In Our Element: What Is Fatigue Failure?

In Our Element Video Series
5 min
19.02.2024
Nyomi Lewis, Materion Customer Technical Services Department

 

A fatigue failure is a fracture of a component under repeated or cyclical loading at stress levels insufficient to cause fracture in a single cycle. Most people intuitively understand the concept of fatigue failures, even without engineering backgrounds. When a person bends a paper clip or any other piece of wire back and forth until it breaks, they are deliberately inducing a fatigue failure.

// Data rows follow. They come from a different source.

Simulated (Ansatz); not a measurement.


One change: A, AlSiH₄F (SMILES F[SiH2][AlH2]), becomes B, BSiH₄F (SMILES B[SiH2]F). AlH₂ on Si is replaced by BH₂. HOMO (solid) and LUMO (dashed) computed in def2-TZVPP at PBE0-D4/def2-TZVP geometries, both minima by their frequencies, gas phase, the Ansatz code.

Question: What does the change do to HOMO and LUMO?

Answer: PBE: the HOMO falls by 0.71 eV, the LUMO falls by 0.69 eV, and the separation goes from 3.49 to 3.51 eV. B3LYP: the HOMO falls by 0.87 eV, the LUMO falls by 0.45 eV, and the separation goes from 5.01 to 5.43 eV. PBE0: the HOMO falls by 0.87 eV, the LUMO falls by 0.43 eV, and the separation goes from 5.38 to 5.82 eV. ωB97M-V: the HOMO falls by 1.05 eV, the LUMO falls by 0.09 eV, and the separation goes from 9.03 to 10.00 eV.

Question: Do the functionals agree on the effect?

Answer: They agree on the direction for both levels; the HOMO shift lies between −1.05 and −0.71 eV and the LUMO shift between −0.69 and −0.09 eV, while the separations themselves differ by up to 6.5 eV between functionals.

Sometimes, such failures may only be minor inconveniences. A light bulb may suddenly burn out after many on-off cycles. The faucet handle on the kitchen sink may suddenly break off in your hand. These everyday events can be initially surprising and mildly annoying but are hardly newsworthy. Items are expected to “wear out” over time and break. Other times, fatigue failures can be major catastrophes, such as when they cause airplanes to crash or bridges to collapse. There are also times when a part never experiences a failure, or at least does not fail during its service life. Exactly if, and when, such a failure will occur is unknown, although it is possible to design a component with reasonable confidence that it will not fail during its expected life.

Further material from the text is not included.